Dare to discipline? Kerry and communion: Kerry and communion
Is there anything laypeople can do to get themselves kicked out of the United Methodist Church?” My question stumped the speaker, expert on Methodist church law though he was. He had just delivered a detailed list of offenses that could get Methodist ministers cast into outer darkness. Wanting to democratize the misery a bit, I wondered if the church disciplined anyone other than ministers.
He thought hard, then replied, “I think there’s something in the Book of Discipline about not being able to belong to a hate group.”
That’s it! As long as you don’t join the Ku Klux Klan, you can be a Methodist. It is hard to imagine setting the bar any lower.
From this perspective, Roman Catholic efforts to discipline John Kerry because of his support of abortion rights look singularly odd. Kerry is not a minister in his church, nor is he a theologian. Yet some Catholics want him barred from communion.
To some extent, the effort reeks of partisan politics, not religious fidelity. Catholic politicians have been running on pro-choice platforms for years without this degree of angst. Why the concern now? And why just for Kerry? Other Catholic politicians may be targets, but they seem an afterthought compared to the focus on a candidate for the highest office in the land.
Deal Hudson, editor of the Catholic magazine Crisis and a consultant to the White House on Catholic issues, has explicitly said the denial of communion should begin and end with Kerry, and not extend to pro-choice Catholic candidates for other offices. Even more strongly, he suggests that priests should denounce Kerry from their pulpits “whenever and wherever he campaigns as a Catholic” (Washington Post, May 7). The focus on Kerry alone—not on other Democratic or Republican candidates—seems blatantly partisan.
It is also contrasts starkly with previous modes of Catholic witness. In 1984, when pro-choice Catholic Geraldine Ferrara was on the Democratic ticket with Walter Mondale, Cardinal Joseph Bernardin articulated a comprehensive Catholic perspective: “Our moral, political, and economic responsibilities do not stop at the moment of birth. Those who defend the right to life of the weakest among us must be equally visible in support of the quality of life of the powerless among us: the old and the young, the hungry and the homeless, the undocumented immigrant and the unemployed worker . . . Consistency means we can’t have it both ways” (quoted by Mark Shield on CNN.com, May 7).
What has traditionally made Catholic political engagement so interesting is precisely that it could not be reduced to one issue. It has linked opposition to abortion with opposition to the death penalty. Catholic proponents of traditional teaching about sex have also opposed the arms race and have advocated for the poor and the environment. That venerable tradition of Catholic moral teaching is in danger of being reduced to the level of a bumper sticker.
For all of that, it is difficult to disagree with the idea of excommunicating or disciplining a church member in cases of extreme moral failure. The complaint that conservative bishops are “mixing religion with politics” is an odd one for liberal Protestants to take up. After all, liberal Protestants defended church leaders in the civil rights movement when they were charged with mixing religion and politics. And they defended the work of pastors like Desmond Tutu and Peter Storey in fighting apartheid in South Africa. They rightly celebrated the current pope’s fight against communism.

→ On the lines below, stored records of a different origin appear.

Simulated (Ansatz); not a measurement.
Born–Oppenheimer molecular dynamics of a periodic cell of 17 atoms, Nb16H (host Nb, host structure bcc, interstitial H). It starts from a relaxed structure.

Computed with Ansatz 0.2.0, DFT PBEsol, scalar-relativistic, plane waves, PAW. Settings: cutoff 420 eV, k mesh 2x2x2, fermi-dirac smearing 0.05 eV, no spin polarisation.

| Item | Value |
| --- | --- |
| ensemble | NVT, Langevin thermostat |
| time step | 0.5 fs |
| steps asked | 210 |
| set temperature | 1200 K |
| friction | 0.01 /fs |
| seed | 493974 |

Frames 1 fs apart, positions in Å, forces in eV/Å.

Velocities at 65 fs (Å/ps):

My own preaching saddlebag is chock-full of sermon examples in which the church has wielded its political muscle for good in the broader society—Oscar Romero opposing El Salvador’s brutal repression of dissidents to the point of his own martyrdom; Dietrich Bonhoeffer working against the Nazi empire to the point of being willing to use violence (and thereby, he feared, risking his own salvation); Christians courageously standing up against American aggression abroad.
The New York Times has been apoplectic at the way Kerry’s critics are supposedly mixing church and state. But it once praised Cardinal Joseph Francis Rummel of New Orleans when he excommunicated a white supremacist Democratic political boss (cited by Shields).
The church should not be silent in the face of moral failure in the political sphere—that much is a given in mainline Protestantism. Some United Methodist bishops spoke up when two of its sons, George Bush and Dick Cheney, led the nation into war in Iraq on flimsy evidence and for questionable motives. Bishops signed petitions, took out ads in major national publications, filmed TV commercials—all in an effort to change their leaders’ minds and stop an unjust war before it started.
What if they had simply excommunicated them? What if they had said, “Jesus is clearer about violence than about almost anything else in scripture. The burden of proof for going to war has not been met. Please repent before you come back to us.”
The move probably would have backfired. Bush would have looked quite the martyr for standing up to a church brazen and foolish enough to mix religion with politics. It would probably have hurt the church in the offering plates. Yet it still might have been the right thing to do. Grace, as Bonhoeffer wrote and then demonstrated, must be costly, and not only to those on the receiving end of such severe discipline.
But if such an exercise of church discipline were to make sense, it would have to be based on concern for Bush’s and Cheney’s souls. The church has traditionally excommunicated those who arrogantly continue in open and obvious sin without repentance. How could the church do otherwise when souls are in danger? The church responds by making its split with the person public and unmistakable in hopes that the dramatic gesture will return them to grace. Matthew 18 and 1 Corinthians 5 lay out clear guidelines for such a procedure.
Church discipline matters not just for the sake of affecting elections, but for the care of souls and for the holiness of the church “without which no one will see the Lord” (Heb.12:14).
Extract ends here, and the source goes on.